Wednesday, February 2, 2011

White Coconut Chutney

White Coconut Chutney
This Chutney is generally served in South Indian restaurants in and around Matunga, India. Just thinking about this chutney makes my mouth water. All I can think about is the soft, fluffy, warm idlis and crispy medu vadas and delicious dosas. I usually make this chutney in lieu of the tomato-onion chutney that I posted about earlier.
1/2 cup grated coconut ( I use the frozen variety)
16 peppercorns, use less if you need less heat
2-3 green chillies
little tamarind
jaggery to taste
for tempering:
half sprig curry leaves
1 tsp mustard seeds
1 tsp urad dal
Grind all the above ingredients together. Remove in a bowl and temper with oil, hing, mustard seeds, curry leaves, urad dal. Serve with hot idlis, dosas and medu vadas.

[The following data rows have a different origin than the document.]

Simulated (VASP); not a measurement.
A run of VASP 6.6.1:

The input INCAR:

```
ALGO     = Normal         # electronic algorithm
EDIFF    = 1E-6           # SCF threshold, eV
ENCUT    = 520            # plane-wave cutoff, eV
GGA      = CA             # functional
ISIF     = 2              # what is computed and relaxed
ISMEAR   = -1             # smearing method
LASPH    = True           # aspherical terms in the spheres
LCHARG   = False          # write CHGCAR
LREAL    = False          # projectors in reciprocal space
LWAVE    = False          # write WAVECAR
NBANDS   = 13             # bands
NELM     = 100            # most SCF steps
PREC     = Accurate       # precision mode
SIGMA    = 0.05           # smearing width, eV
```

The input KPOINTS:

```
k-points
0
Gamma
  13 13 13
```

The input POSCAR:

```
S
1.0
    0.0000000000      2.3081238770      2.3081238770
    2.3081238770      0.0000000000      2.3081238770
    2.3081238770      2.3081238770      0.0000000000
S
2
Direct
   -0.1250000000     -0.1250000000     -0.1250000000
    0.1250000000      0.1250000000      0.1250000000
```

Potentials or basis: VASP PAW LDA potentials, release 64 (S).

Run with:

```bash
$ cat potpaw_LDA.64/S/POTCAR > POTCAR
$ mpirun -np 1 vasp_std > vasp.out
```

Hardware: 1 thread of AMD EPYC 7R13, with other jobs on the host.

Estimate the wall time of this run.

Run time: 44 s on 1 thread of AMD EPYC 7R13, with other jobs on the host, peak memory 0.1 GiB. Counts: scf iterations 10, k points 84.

Thursday, January 20, 2011

Tomato-Onion Chutney

A gorgeous hue of red-orange:)
I am so used to eating the usual coconut-cilantro chutney, that when I first ate this chutney, I fell in love with it. Now I make it almost eveytime I make idlis and dosas. Each time I make it, I end up licking my fingers and spoon while cleaning up. Each time I make this chutney, my son knows its either idli or dosa day:)
1 1/2 red tomatoes
1/2 onion
5 red chillies
little tamarind soaked in water
1 tbs chana dal
2 cloves garlic
1 tsp cumin seeds
salt to taste
for tempering:
1 tsp mustard seeds
1 sprig of curry leaves
Shallow fry all the above ingredients till the raw smell is gone. Grind in blender without adding any water when cold. Then temper with hing, mustard seeds and curry leaves. Serve with idlis or dosas.